For this thread I wanted to focus on potential uses for the New Opus player.

I finally got to see the announcement and I'm more excited that ever for the new release. Seems like the trend for the player is to make it more of a musical instrument and less of a sample holder.

I'm also interested in the Orchestrator. I'm usually not a fan of this kind of stuff but I don't know why not. When it comes to synths I rather enjoy pattern sequencing, combination patches ect... So why not with orchestral samples? I think I could get into now. Many times I set up a pattern in a sequencer then output the midi to the channel, record it and tweak it further.

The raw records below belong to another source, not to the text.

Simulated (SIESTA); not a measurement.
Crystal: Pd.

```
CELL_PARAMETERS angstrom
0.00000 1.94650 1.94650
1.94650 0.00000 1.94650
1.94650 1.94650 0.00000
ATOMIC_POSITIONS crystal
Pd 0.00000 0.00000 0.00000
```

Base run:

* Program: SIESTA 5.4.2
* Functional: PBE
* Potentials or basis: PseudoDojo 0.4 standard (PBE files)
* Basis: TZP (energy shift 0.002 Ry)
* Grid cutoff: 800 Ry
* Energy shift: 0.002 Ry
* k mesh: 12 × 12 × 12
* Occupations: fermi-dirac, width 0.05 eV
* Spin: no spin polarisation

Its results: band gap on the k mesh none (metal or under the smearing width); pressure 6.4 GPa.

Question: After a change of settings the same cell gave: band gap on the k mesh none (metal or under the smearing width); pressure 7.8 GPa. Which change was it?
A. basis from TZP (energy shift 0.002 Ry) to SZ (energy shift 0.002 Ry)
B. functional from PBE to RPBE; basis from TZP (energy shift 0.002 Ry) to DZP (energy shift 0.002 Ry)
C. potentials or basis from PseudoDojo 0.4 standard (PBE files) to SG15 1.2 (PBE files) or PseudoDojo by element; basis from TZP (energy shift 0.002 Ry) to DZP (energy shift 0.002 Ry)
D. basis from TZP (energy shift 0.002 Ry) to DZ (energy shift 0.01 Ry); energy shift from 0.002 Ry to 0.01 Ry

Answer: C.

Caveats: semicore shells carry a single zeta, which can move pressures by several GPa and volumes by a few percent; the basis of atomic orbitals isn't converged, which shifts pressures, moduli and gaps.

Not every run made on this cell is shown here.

Wondering on what your thoughts are for Players in general that allow you other ways to create with the instrument besides the traditional midi input method? I'm going to start experimenting with ways of making music away from a keyboard more.

Thinking through things mainly because HO is my main sample library. But, in the past it was deadly important that I sequence every note to be transcribed for real players but in truth it may be time to rethink that. I never really get to see real players any more so it's become more common for the samples to be the end of it. That being said I'm finding for me it's okay if every note isn't attached to a single instrument.
 
we only know for sure, when it's actually released :)
You know.. marketing talk vs real deal experience. It might be the same as marketed, it might not be...
 
I too am very interested in the new player. As a former subscriber to their cloud service, this may convince me to "sign up" again at least on a trial basis. Allowing cloud subscribers to download only those instruments desired is great. BUT I would love for a future like that of Orchestral Tools where individual instruments can actually be purchased.
 
I too am very interested in the new player. As a former subscriber to their cloud service, this may convince me to "sign up" again at least on a trial basis. Allowing cloud subscribers to download only those instruments desired is great. BUT I would love for a future like that of Orchestral Tools where individual instruments can actually be purchased.
Cloud is interesting to me. I usually don't like subscriptions, but I'm considering it as it would be a cost effective way to get HOOPUS to see if I like it. Then buy it when the inevitable price drop happens.

What was your experience?
 
Sonuscore once announced an exchange platform for animated patches for TOC. However, I never heard anything about it again. This could be interesting for the orchestrator again. However, musicians are apparently only conditionally ready to exchange such own creations.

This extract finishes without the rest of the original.